Biedermeier and Romanticism

Anton Karinger

(Ljubljana, 1829–1870)

Lime Kiln
oil, canvas, 85,5 x 78,5 cm

NG S 3437, National Gallery of Slovenia, Ljubljana
A worker has taken a step away from a nearly completed lime kiln and is gazing out through the smoke towards Triglav. Karinger likely was depicting a scene along the Sava, probably near Bled.
Karinger often portrayed nature’s might alongside industrial endeavours, for instance painting an ironworks and a sawmill while traveling through Tyrol. The lime kiln motif is featured in three of his works, though the scenes’ locations are not known today. The National Museum houses a sketch of a lime kiln from 1865, which the artist used to produce the featured painting. Given that the surroundings are always different in each version, version, it is likely that this was a composite work. The theme does not cast an accusatory light upon industry’s impact on the environment, nor upon the labourer’s social situation.

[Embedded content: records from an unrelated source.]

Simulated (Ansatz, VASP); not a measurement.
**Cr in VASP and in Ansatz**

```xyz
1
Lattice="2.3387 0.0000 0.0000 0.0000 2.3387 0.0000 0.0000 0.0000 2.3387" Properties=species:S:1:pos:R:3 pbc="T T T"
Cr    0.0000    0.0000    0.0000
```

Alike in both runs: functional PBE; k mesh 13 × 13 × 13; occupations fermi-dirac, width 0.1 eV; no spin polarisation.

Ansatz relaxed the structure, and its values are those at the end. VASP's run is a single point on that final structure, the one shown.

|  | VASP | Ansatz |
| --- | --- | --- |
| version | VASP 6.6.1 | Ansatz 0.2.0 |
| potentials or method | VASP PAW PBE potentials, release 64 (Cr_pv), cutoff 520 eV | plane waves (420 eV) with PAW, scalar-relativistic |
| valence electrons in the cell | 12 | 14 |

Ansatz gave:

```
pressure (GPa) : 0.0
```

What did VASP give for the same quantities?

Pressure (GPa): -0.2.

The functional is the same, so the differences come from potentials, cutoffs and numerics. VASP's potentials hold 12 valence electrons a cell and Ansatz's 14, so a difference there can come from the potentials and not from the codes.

Donated by: Bogomila and Marjan Pogačnik, 2008
Biedermeier and Romanticism
Heavily censored public life between the Congress of Vienna and the Spring of Nations in 1848, weakened Church patronage, and the ascending middle class marked the era when life focused on the privacy of the family circle, individual dignity and the sense of belonging; this is expressed in the Central European art as the style of Biedermeier which coexisted with a Romantic view of nature. 

Portraiture was the genre of painting that saw its heyday in this era. Matevž Langus, Jožef Tominc, Mihael Stroj and Anton Karinger established themselves as individually formed portraitists who demonstrated their self-confidence as artists also through their self-portraits. The painters initially relied on formal characteristics of Neoclassicism. Stroj’s late portraits and particularly those by Karinger abandoned the Biedermeier manner and adopted a more realistic approach. 

Interest in landscape first appeared as the background of portraits; towards the mid-century first autonomous city vedute emerged. The Biedermaier landscape is idyllic, descriptive, and furnished with staffage figures. Painters were attracted by tourist destinations and locations that were related to homeland identity: Mt. Triglav, Lake Bohinj, Bled. Anton Karinger and Marko Pernhart established themselves as explicit landscapists. The latter became famous for his multi-part panoramas from mountain peaks. 

Still lifes became an attractive decoration of a middle-class home, and they also found favour with amateur women painters, one of whom was Countess Maria Auersperg Attems.